By then, the board had already heard Bishop’s advocates’ pleas for mercy. Their arguments focused on his abusive childhood, his co-defendant’s much lighter sentence and the faith in God that he found in prison

The board has three options: commuted Bishop’s sentence to life without parole, deny clemency or issue a 90-day stay so the five members will have more time to consider his petition.

Whatever the board decides, said attorney Wilson DuBose, the 41-year-old Bishop is “at peace with his life.”

“He (Bishop) is quite conscious of what’s going on around him,” Wilson said, reflecting on his visit with Bishop on Tuesday at the prison near Jackson. “He is scared. But he is at peace.”

Bishop was sentenced to die for the Baldwin County murder of 35-year-old Leverett Morrison. On June 25, 1994, Bishop, Morrison and Mark Braxley spent the afternoon drinking at a bar and by evening they were smoking crack cocaine at Braxley’s trailer.

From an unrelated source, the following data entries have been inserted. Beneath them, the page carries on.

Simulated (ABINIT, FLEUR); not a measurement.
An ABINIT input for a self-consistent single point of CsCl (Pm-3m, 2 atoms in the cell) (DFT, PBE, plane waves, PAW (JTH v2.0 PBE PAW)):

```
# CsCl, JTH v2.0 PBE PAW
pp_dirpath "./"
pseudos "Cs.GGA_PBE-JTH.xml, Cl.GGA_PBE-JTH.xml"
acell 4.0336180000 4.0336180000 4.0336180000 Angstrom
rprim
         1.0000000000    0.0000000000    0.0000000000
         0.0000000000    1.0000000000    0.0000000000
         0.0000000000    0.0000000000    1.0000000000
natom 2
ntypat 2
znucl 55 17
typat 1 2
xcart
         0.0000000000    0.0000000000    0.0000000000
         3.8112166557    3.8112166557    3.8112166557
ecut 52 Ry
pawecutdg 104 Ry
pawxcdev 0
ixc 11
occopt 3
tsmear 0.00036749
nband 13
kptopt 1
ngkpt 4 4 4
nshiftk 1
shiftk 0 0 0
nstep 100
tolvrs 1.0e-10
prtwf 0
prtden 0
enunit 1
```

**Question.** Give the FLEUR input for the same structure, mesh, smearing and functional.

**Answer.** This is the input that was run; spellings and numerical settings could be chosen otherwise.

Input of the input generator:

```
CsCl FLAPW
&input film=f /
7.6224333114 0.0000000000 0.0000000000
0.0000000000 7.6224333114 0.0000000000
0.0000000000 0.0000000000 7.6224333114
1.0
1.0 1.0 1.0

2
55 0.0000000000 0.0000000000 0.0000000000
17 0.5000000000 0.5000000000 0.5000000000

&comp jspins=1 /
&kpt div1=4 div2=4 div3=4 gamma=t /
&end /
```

Morrison had fallen asleep when Bishop, then 19, and Braxley, 36, tried to get Morrison’s car keys out of his pants pocket. Morrison woke and there was a struggle. It ended with the Bishop and Braxley beating Morrison with a curtain rod and later leaving his body between two dumpsters near Braxley’s trailer.

Though he confessed to killing Morrison — and told police about another murder he committed two weeks earlier — Bishop still went to trial. Braxley, who also helped Bishop murder of Ricky Lee Wills two weeks before Morrison died, pleaded guilty to murder and avoided the death penalty. Braxley is serving a life sentence with the possibility of parole, and he is now eligible for clemency.

“You’ve go two murders in a brutal fashion,” said Stephen Bradley, the district attorney in the Ocmulgee Circuit which includes Baldwin County.

Bishop’s lawyers also focused on “the disparity of the sentences,” claiming Braxley was the instigator.

“This started with Bishop,” said Putnam County Sheriff Howard Sills, who was with the Baldwin County Sheriff’s Office when the murder occurred.

But he added, “I think both of them need the death penalty.”

Wilson said several of the 14 witnesses who spoke on Bishop’s behalf this morning detailed his troubled childhood. In his petition for clemency, the lawyers witnesses described Bishop’s life with a mother who was addicted to drugs and alcohol and often homeless, years of beatings at the hands of his mother’s boyfriends and Bishop’s despair at not knowing who of three men was his father.

Bradley, who was one of the two prosecutors who won the conviction against Bishop, said the Morrison’s three adult children attended the meeting with the board and two of them spoke.

Bishop has asked that his final meal before his scheduled lethal injection include a barbecue sandwich, Brunswick stew, potato chips, slaw, lemonade and purple candy.